Should out of bounds shared memory accesses be errors?

So in the process of running the cuda SDK applications through my gpu emulator, I run into cases where programs declare shared memory arrays of a certain size with:

__global__ void random()

{

  extern __shared__ int memory[];

}

random<<<threads, blocks, size>>>();

And then end up writing more than size bytes to the array. Right now, my emulator treats these as errors (gpu equivalent of a segfault) even if they are within the shared memory size of the emulated GPU because they were not explicitly allocated. Is this the correct behavior, or is the shared memory size parameter given when launching a kernel more or less meaningless?

What do people think about this? Current gpus silently allow this, but it seems to me like it should be an error…

It’s likely best treated as you are, as a segfault. By design, the use of shared memory is abstracted as one chunk and you’re not allowed to go outside of that.

This allows the GPU to schedule multiple blocks on one multiprocessor and map their shared memory any way it wishes.

Perhaps CUDA doesn’t give immediate fatal errors just because it’d be expensive to detect them. But any write outside the block’s allocated shared memory is clearly a program bug and shouldn’t be ignored by an emulator.

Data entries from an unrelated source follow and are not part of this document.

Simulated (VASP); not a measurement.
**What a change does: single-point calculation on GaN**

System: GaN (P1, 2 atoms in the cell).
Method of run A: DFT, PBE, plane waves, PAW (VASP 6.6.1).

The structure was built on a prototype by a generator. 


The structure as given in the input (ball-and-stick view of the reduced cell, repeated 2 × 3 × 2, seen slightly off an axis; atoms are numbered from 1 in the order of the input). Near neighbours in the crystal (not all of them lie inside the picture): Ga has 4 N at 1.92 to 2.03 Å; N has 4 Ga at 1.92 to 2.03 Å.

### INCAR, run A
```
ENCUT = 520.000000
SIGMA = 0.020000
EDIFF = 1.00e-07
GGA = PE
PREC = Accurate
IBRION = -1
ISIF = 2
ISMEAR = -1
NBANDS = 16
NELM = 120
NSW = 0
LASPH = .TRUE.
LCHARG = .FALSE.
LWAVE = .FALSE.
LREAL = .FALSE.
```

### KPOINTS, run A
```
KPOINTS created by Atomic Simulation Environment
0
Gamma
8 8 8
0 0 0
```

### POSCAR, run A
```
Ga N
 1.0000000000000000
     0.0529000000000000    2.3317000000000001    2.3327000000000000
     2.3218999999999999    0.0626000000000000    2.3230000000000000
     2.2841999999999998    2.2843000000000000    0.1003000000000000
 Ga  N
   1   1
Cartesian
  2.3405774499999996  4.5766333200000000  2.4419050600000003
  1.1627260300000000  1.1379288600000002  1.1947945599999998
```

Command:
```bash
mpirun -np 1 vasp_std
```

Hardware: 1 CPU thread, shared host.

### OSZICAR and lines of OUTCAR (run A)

In fact that’d be one of the biggest uses of an emulator, catching errors like an out of bounds write that the hardware might not immediately flag. One frequent problem of the CUDA emulator now is that it does not do any checking of memory space or range at all, so programs which accidentally mix device or shared or even host pointers still work, when they’ll die hard on the device. (a very frequent phrase here on the forums is “this code works in the emulator, but…” Emulators are most useful when they’re as strict and correct as possible.

Thanks, that was more or less my reaction. However, some of my group members also brought up the point that “bugs” that exist in production hardware over time evolve into “features” because a significant portion developers begin to rely on them, and fixing the bug becomes something akin to breaking backwards compatibility.

In this case, our regression test suite consists of the CUDA SDK and three other libraries. There are about 5 SDK examples that have this problem as well as a few of our internal libraries. One of our goals for this project was to be able to run the entire set of existing CUDA applications on our emulator, which either forces us to fix the bugs in the sdk or not support them in the final release…

When compiled with --deviceemu, writing past the end or allocated shared memory like that usually results in a seg fault. That, or valgrind catches the problem. On the device, it may silently continue running, but now you’ve got some blocks writing into the shared memory space of others. This is definitely a program bug and will lead to undefined program execution. I would take the SDK programs that have the error and submit bug reports to the forum.

The fact that your emulator detects this is a good thing. If you do go forward with the release of your emulator, I look forward to using it to test HOOMD with it. This particular issue of writing past the end of allocated shared memory has cost me hours of debugging in the past (i.e., forgot to specify the shmem amount, or it needed a *sizeof(float4)).

@Greg,

Note that Shared memory is allocated in terms of 512 bytes… Check the CUDA occupancy caculator for exact details.

So the GPU hardware that checks out of bounds – might worry only about a boundary-crossing at 512 byte boundary…

BUT what you do in your emualtor is the RIGHT thing to do.

Thanks for the responses. We will definitely leave this checking feature in and fix our regression tests and the sdk examples on our side. Also, we will probably end up with a similar check for accesses to global memory.